If you are lazy person like us, you will likely want to use Autodetect option for detecting the data types:
This is a very helpful option when your table has e. g. 100 columns and you don’t have time to say which column is which data type (DATE, DATETIME, STRING, INTEGER…). You basically let BigQuery to do it’s magic to assign proper data types – so what looks likes a string will be STRING, what looks like an integer will be INTEGER and so on. Sound great, right?
Well…there are a couple potential issues:
- Your data needs to be very coherent because BigQuery is guessing the data types based on the first X rows. So if it sees 50 integers in the column, it will set the column to INTEGER. However, if there is suddenly a STRING value in the column, the upload will fail because BigQuery already expects INTEGER.
- Your date columns need to be formatted in a supported format. Read more here.
- Your datetime columns need to be formatted in a supported format. Read more here.
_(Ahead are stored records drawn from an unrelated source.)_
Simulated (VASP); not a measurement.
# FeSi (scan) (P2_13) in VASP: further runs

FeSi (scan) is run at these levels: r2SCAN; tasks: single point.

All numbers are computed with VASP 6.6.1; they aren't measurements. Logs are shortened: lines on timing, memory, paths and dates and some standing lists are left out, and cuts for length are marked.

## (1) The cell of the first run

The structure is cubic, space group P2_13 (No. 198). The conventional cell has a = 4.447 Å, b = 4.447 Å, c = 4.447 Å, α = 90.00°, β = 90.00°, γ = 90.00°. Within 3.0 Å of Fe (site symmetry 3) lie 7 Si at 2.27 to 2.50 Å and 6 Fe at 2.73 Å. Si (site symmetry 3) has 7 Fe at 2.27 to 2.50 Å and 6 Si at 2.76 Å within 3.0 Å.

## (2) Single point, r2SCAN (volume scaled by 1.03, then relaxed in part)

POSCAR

- The columns are uploaded into BigQuery in a random order. So if your table has these columns: A | B | C | D | E in Google Sheet, it will end up being uploaded as D | C | B | E | A for example. We are not sure why BigQuery does this but it’s not in our control. The random order is just a visual issue when previewing the data in BigQuery. It has no impact functionality in BigQuery.
So what’s the conlusion?
If you have nice coherent data with properly set date and datetime formats, feel free to use Autodetect, otherwise consider using Manual or All Columns as STRING option.